Re: [AMBER-Developers] New features in pmemd from Josh Berryman on 2014-02-14 (Amber Developers Archive Feb 2014)

From: Josh Berryman <the.real.josh.berryman.gmail.com>
Date: Fri, 14 Feb 2014 10:38:13 +0100

>>The point here is not so much the emil case but the fact that the ti if
>>statement is there in the first place. Adding a third expression just
>>makes it worse.

I don't want to get drawn into this.... but I am surprised that its an
issue, as I have my first look around the pmemd code for a few years
it appears to me that the policy for ti code has been to wrap it
inside high-level conditionals, eg pairs_calc_ti3 is not called if
there is no TI switched on. If that isn't the case, then yes it
should be. As long as TI is still only for the brave (at lets admit
it, it still isn't a mainstream activity) then isn't our main concern
just to insulate it from normal pmemd runs?
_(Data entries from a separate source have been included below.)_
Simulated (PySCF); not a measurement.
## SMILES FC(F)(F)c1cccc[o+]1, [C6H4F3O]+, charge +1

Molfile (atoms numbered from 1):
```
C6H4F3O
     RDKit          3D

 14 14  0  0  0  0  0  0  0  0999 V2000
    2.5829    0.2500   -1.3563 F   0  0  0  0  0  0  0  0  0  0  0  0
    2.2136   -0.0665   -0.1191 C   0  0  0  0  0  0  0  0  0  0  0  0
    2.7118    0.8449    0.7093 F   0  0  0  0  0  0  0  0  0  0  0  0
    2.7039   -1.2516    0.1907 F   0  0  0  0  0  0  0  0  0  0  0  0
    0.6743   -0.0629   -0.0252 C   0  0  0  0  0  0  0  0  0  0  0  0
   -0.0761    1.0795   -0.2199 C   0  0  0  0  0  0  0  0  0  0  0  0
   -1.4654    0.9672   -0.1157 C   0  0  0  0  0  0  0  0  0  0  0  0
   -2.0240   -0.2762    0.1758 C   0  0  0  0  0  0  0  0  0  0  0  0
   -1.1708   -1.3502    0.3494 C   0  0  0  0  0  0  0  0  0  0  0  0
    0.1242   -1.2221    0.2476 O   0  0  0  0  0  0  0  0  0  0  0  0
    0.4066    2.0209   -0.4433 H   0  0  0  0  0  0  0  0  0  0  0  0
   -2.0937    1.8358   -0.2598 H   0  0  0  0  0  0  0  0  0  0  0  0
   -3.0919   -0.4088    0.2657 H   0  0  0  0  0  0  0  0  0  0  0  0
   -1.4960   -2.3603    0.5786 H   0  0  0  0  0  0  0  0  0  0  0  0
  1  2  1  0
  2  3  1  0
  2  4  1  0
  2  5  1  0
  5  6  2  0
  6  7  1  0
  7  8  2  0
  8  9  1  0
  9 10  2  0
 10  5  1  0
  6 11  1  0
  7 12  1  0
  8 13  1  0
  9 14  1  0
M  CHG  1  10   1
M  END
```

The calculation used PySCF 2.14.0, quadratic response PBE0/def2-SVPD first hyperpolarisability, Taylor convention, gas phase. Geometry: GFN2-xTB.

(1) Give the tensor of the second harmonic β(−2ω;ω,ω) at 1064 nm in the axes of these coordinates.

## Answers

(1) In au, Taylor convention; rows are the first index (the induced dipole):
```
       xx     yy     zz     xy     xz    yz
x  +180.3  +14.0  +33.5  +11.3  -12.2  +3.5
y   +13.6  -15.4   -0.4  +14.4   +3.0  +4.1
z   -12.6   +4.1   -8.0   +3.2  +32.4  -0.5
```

To optimise the code structure of the ti code blocks, then I agree
that a fixed-size array of flags is wrong when most of them will be 0
anyway, although it is very fortranny. For normal softcoring, a good
approach might be to have three lists of (appearing/disappearing/do
nothing) atoms, or possibly just repack the order of atom ids and save
the positions of the boundaries; and then build two separate sets of
neighbour lists for interactions which are softcored or not. This
would fit nicely with emil_sc as it would just be the case that the
list of non-sc interactions would be empty.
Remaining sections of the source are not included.